To be honest, this man could have murdered her anywhere. It just so happened to be in his car. If she didn't agree to go to the car with him, he could have dragged her to an alley and murdered her there instead. A person like that won't be stopped just because somebody exercised 'stranger danger' and didn't go into a car with them.
If Karen had stayed with her friends, the man would have just gone and did it to somebody else. He had no motive as such. he didn't know Karen prior to the attack. So there's no reason why it had to be her. She was just there. And if she wasn't, it would have been somebody else.
I think it's all well and good talking to our children about stranger danger. But we cannot teach them to be wary of everyone. We all talk to strangers everyday. It is impossible to function in modern society without trusting the strangers around us not to harm us.
I walk home alone in the dark quite a bit. I'm often stopped by lone men asking me for the time. I'm very wary that this could be a ploy to engage me in conversation for malicious reasons, such as stealing my phone when I bring it out to check the time, so I'm more alert than usual when in this sort of situation. So yes, I'm exercising some stranger danger awareness but I'm also not excluding myself from engaging with strangers. Imagine what the world would be like if we did that.
Everybody is a stranger at first. We aren't born knowing everyone.

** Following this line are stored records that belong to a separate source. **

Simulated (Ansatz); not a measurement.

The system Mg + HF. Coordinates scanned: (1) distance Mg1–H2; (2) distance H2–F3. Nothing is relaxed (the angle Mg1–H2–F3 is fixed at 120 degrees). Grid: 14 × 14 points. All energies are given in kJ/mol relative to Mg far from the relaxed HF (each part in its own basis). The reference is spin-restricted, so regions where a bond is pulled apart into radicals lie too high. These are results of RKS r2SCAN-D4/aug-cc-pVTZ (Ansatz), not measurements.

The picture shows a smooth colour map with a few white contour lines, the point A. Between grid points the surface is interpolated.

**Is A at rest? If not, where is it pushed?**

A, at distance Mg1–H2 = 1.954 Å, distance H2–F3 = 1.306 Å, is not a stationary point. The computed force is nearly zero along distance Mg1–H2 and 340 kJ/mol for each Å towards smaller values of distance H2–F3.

If people want to go off with strangers/have one night stands etc - that is their choice. And i'd bet the vast majority of people who have done this (me included) have had a great time. The chance of being murdered, however slim, is there of course. But it's also there when walking home from work along a quiet street in the dark, stone cold sober.
I just think it's easier to victim blame the woman in such situations when she has been drinking. As if it's somehow her fault that she was murdered.
I wonder if the situation was different. Imagine if Karen had just been walking home home from uni alone one dark evening, and met Pacteau in the street. And he murdered her. I wonder if there would be less victim blaming if alcohol and a night out wasn't involved?